Rivers run through Olivia Laing's writing — sometimes the real thing, either narrow and innocuous like a backwoods creek or mile-wide like the Mississippi; occasionally streams of memory that flow backwards, and sometimes gushers of tears; always a steady current of liquidly eloquent words.

THE TRIP TO ECHO SPRING: Why Writers Drink, by Olivia Laing. Canongate, 2013, 284 pp., £20 (hardcover)

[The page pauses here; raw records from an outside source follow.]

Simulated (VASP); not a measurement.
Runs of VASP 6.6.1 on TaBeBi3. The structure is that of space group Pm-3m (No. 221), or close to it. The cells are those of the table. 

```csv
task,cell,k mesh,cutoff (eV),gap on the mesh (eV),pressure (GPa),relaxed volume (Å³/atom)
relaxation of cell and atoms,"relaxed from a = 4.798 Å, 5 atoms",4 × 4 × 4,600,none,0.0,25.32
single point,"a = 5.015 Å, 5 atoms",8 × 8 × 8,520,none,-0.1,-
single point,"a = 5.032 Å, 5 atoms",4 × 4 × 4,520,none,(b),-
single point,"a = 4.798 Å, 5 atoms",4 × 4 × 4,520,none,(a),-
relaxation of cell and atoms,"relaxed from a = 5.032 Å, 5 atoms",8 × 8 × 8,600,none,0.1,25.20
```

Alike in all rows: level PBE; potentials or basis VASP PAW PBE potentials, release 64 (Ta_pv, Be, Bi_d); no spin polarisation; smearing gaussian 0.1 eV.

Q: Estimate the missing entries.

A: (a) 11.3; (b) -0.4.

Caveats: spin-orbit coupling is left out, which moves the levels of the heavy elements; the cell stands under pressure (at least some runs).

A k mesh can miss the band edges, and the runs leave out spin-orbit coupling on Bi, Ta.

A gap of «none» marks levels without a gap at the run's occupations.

The title of Laing's first book, "To the River," was her command to herself, and it sent her to the banks of the Ouse in Sussex, where Virginia Woolf committed suicide. "The Trip to Echo Spring" is about another journey that is psychological as well as physical: the title, a quote from a maudlin drunkard in Tennessee Williams' "Cat On a Hot Tin Roof," directs Laing to the river of oblivion sealed in whiskey bottles. But her quest for the secret misery that turned a handful of American writers into alcoholics also includes visits to the frozen Connecticut River, near where the self-loathing John Cheever lived; to the trout rivers of Michigan, in which Ernest Hemingway fished during his happy childhood; to the Mississippi's brimming levee in New Orleans, home of the tottery Tennessee Williams; to the bridge above the same river in Minneapolis from which John Berryman jumped to his death; finally to Raymond Carver's cabin near Seattle, situated where "the river joins the sea" and spills at last into unconsciousness.